Yesterday’s GDP report confirmed a modest slowdown toward year-end. The GDP measured by the spending side and the income side alike show an annualized increase of 4½%.
The slowdown was also apparent in the advanced S&P business survey for February, where the important service sector slowed to a barely positive 50.4%. The manufacturing sector came in at 52, its best showing in a long time.
Coming up next week, Monday’s Institute for Supply Management (ISM) manufacturing survey is expected to show a slight positive (51%), close to the already reported advanced S&P survey. Two other readings of interest will be new manufacturing orders and inflation, both of which were strong at 55% in December.

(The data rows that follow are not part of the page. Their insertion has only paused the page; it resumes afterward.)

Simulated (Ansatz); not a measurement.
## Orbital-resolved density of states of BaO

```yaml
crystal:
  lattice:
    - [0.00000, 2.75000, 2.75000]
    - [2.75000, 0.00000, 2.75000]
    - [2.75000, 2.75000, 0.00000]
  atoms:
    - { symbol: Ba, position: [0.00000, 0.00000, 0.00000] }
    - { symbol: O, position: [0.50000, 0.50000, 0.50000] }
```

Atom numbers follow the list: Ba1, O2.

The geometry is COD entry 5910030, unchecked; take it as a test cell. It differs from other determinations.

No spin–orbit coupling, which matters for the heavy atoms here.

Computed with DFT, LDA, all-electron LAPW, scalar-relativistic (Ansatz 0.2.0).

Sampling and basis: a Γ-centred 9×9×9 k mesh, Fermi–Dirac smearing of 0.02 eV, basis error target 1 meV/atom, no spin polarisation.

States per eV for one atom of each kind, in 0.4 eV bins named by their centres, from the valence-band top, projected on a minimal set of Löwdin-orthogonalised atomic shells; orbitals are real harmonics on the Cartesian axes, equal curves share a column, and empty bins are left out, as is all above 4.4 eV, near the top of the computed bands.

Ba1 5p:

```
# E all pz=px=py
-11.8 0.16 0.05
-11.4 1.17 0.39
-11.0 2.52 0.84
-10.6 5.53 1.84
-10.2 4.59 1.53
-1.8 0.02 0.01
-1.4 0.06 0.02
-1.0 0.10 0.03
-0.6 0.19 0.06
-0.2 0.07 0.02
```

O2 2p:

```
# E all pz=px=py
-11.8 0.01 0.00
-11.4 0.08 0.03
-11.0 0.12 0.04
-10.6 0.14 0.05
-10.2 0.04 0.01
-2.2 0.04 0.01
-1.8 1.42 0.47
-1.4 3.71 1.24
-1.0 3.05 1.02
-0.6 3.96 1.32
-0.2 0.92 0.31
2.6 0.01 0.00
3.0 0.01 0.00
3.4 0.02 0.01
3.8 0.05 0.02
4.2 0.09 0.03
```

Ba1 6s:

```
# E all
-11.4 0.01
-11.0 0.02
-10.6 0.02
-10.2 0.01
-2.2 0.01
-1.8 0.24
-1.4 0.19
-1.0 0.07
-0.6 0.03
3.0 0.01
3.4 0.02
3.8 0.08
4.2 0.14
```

Wednesday’s ISM service sector report will help determine if the weakness in the advanced S&P survey also is captured in this report. Of interest will be if December’s slowdown in new orders to 51%, (barely positive) has improved. We expect orders to remain subdued, in the low 50% area.
Wednesday’s ADP February payroll report is expected to show a gain of 200,000, up from 183,000 in January. In contrast, we expect less than 183,000.
Many expect Friday’s February employment report to continue to show total job gains well above the 143,000 in January. The January number was boosted by a 32,000 gain in government jobs. We suspect the impact of DOGE may begin to appear in February’s report.
The S&P500 and Dow are down 4% from their peaks, while the Nasdaq and small cap ETFs are down 6% and 12%, respectively. Investors are concerned over a slowdown in the economy and tariffs. One positive from a slowdown—relief from inflation.
Financial markets responded to a possible slowdown by reducing the yield on 10-year T-Notes to 4.3%. Long-term rates are down 50 basis points from their peak of 4.8% in early January. As the interest rate chart above shows, technical indicators currently point to further downward rate pressure.